Sometimes it takes new eyes, a fresh spirit, to find ways to help someone. That’s the way it seemed last week as the Exchange Club of Charleston read out the list of organizations and the grants they were awarded at the annual community service luncheon.

In case you don’t know, the Exchange Club members run the Coastal Carolina Fair every fall and then give the considerable proceeds to local charities. For those working the fair, it means loads of volunteer hours. In fact, volunteers racked up 14,000 hours last year making sure the Ladson fair entertained folks for 10 days.

They are now the largest volunteer-run fair in the country, says Jerry Pitts, director of midway operations for the fair, and some of these men have been part of this effort for the 56 years they have been in operation. Even those whose days of manning the ticket booths are over were in attendance last Thursday to see the happy faces of those receiving grant money. And after you see all the needs met, you realize why.

At first, it seemed time-consuming to read out the names of each of the 77 organizations, introduce their representatives and then hear how the grant will be used.

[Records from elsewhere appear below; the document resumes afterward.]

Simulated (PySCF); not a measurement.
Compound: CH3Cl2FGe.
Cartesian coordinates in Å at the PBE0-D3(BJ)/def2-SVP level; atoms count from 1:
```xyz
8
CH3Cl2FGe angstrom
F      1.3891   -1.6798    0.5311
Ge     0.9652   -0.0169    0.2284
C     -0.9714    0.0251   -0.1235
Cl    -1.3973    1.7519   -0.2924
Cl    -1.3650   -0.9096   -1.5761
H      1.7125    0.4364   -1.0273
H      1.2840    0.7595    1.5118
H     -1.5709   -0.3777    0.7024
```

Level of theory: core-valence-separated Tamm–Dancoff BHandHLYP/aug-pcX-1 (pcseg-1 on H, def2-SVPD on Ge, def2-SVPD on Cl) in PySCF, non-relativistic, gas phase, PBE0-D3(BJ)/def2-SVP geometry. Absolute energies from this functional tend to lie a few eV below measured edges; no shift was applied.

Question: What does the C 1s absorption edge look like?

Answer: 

But one of the interesting things about listening to each recipient was hearing the cumulative effect that the $802,921 would have on our community. If you divide the amount, it comes out to about $10,500 per organization, but it would not have been nearly as impressive to just hear they were getting a check.

The long list of needs, and the nonprofits that will provide them, is what is impressive.

For instance, Christ Episcopal Church will use its grant to provide weekend meals to recipients of East Cooper Meals on Wheels weekday meals. It’s a real need to provide meals on Saturday and Sunday.

East Cooper Meals on Wheels also received a grant for its weekday service.

The Disabilities Foundation of Charleston County needs a new commercial-grade lawn mower. James Island Outreach needs to purchase a new refrigerator, food pantry shelving and a computer printer.

Lowcountry Equine-Assisted Psychotherapy wants a grant to provide 65 sessions on horseback for mentally and emotionally challenged children and adults.

The Lowcountry Pregnancy Center wants to purchase books to continue and expand the “Beginning With Mother Goose” literacy component of the “Ready to Parent” program. Carolina Canines for Service will provide working dogs for injured veterans, and the Make-A-Wish Foundation wants to fund a trip of an ill 6-year-old girl to Disney World.

The Trident Area Agency on Aging needs money to install grab bars and railings to enable seniors and adults with limited mobility to continue living safely in their homes. And the Walk for Autism needs money to purchase T-shirts for its fundraising walk.

All of these needs seem small in comparison with big, new buildings, additional staffing and operating income, something that almost all nonprofits need. But because the Exchange Club is faithful in its service to the community, every year these small grants are distributed and money that originally was raised by selling popcorn, cotton candy and thrill rides gets turned back to the community to improve lives in small and large ways.

This fall, when you think about heading out for a night of fun on the roller coaster, it’s nice to think that you also may be easing the life of someone in our community who has lost the ability to get out of the house.